"Hey, Honda....what took you so long?"
If my opening question is toned with tenderness, a bit of emotion is for good reason. Such a long wait for the motorcycle giant to re-enter the booming Adventure Riding & Dual Sport category sure was a test for Honda enthusiasts.
Clinging to scraps of a "better late than never" sentiment, a recent roadside pee-break opportunity between motorcycle tours in Patagonia seemed like the right moment to make this video and share some thoughts about Honda's latest adventure bike. RIDE Adventures is now in our 2nd season of offering the Africa Twin as a motorcycle rental in Patagonia, with largely positive feedback from our Customers and those of us who guide these motorcycle trips. Categorically speaking:
Parallel-Twin Engine - The heart and soul of any bike, right? Honda nailed it here with 1000cc's of steady pulling power just panting like a bull beneath your wrist. As hinted at in the video, engines that are too smooth or lacking power at low RPMS tend to make me yawn, but Honda got it right with this one. The pulsations, vibrations, and frequencies emanating from this powerplant are spot-on, giving me the type of feedback and responsiveness I want out of an engine. Nice and throaty by sound, pulling strong from the low rev's, all the way on up to redline, I can't think of a single bad thing to say about this engine (other than yes, I would always be happy with a little more power : ) Neither lone wolf adventure riders, nor couples riding 2-up will ever "need" more power with this bike though.

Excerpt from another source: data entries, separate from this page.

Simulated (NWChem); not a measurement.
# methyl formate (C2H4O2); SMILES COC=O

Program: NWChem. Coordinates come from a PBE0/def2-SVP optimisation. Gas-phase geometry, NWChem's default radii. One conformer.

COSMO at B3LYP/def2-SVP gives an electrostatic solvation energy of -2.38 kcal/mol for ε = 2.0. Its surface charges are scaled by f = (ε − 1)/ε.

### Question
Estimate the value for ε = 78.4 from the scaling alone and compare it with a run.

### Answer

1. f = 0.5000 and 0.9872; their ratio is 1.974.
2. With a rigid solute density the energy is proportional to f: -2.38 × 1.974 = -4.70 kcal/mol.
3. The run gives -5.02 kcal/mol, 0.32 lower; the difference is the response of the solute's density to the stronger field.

Transmission - As requests poured in for traditional 6-Speed gearboxes instead of the Dual Clutch Transmission (DCT) Honda now offers, all the AT's we're offering for rentals have the standard manual wet clutch gearboxes. Perhaps some of you can comment on whether this DCT situation is a good one or not? I've ridden other bikes with similar shifting options, but like many of you, tend to prefer the symphony of hand and footwork that comes with a traditional manual transmission. Please comment below if you enjoy your DCT transmissions? Any problems with them?
Suspension & Handling - Suspension is a tough one to comment on, as my suited-up +/- 260lbs isn't what the original suspension was built for on any stock bike. Still, cranking up the adjustable pre-load on the Showa forks and rear shock keep the Africa Twin's posture about where it geometrically should be, and while I haven't spent much time with the bike fully-loaded with luggage yet (we have Support Trucks on our Group tours) We've had dozens of Customers do multi-week adventures fully-packed though, and nobody has mentioned an overpacking issue. --- Handling is fantastic though. In the video, I'm mentioning the AT's likeness to KTM's old 950/990 Adventure or BMW's F800GS in that I enjoy the overall size, weight, and girth of this motorcycle. Whereas some bigger adventure bikes can be a bit "tubby" at times (R1200GS Regular and Adventure, Triumph Explorer 1200, Yamaha Super Tenere, etc.) the Africa Twin's overall stature puts it right about in the middle of the size/weight/shape spectrum that I'd consider for bikes in this category. The AT will bounce between rugged off-road terrain and smooth pavement with ease, and plenty of reasons to smile in any situation. Single-track in the woods? Okay, it might be a bit of a boat for dodging between trees, but much better than a Goldwing : )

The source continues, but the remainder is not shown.